What is active metadata?
As defined by Gartner in their market guide for active metadata management, active metadata is the continuous analysis of all available users, data management, systems/infrastructure, and data governance experience reports determining the alignment and exception cases between data as designed versus actual experience.
Active metadata lives up to its name. It enables a data ecosystem that's always on, intelligent, and action-oriented. It is the key to deriving the most out of a modern data stack.
Our diverse data tools and systems are generating and capturing more metadata than ever before. Yet we have barely scratched the surface of what’s possible with metadata. Realizing the fullest potential of metadata lies in going from passive to active metadata.
[Free Download] → Data catalogs are going through a paradigm shift. Here’s all you need to know about a 3rd Generation Data Catalog
What is the difference between active and passive metadata?
Passive metadata is just technical metadata — schemas, data types, models, etc.
Active metadata is data that defines data, plus data about everything that happens to the data and is done to the data. So it's operational, business, and social metadata — in addition to technical metadata.
Here's a look at the examples of each of these metadata types:
Traditionally metadata management platforms worked on storing and organizing just technical metadata — basic information about the organization's data. The advent of the modern data stack enabled the generation of many more kinds of metadata, often in real-time.

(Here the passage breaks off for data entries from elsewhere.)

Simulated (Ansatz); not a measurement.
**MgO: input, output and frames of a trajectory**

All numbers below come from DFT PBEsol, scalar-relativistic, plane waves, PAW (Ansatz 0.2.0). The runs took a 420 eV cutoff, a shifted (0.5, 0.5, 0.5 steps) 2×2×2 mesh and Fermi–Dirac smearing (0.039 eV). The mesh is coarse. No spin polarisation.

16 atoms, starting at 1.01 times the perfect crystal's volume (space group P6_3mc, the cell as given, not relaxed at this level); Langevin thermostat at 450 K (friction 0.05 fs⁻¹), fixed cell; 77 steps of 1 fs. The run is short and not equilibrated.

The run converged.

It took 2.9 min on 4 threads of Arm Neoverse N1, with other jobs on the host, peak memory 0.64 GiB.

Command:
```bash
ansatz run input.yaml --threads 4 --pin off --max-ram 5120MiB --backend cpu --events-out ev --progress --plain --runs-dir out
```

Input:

Metadata can be qualified as truly "active" if metadata management systems can automate ubiquitous finding, inventorying, and using all the different kinds of metadata — to create that single source of truth — across multiple capabilities and domains.
[Download ebook] What is Active Metadata and Why Does it Matter?
What are the benefits of active metadata?
- Improved context of metadata powering data discovery
- Auto-generated data quality and lineage impact analysis
- Auto-classification of sensitive data enabling easy governance and compliance
- Making embedded collaboration possible
- Orchestration of metadata across platforms
Improved context of metadata powering data discovery
Active metadata ensures improved context to data and more importantly often without human intervention. It lets you correlate business terms with any data object — tables or columns, saved SQL snippets, and reproducible queries. This is especially helpful in a system of diverse data producers and consumers, where each team may have different logic of labeling and defining data.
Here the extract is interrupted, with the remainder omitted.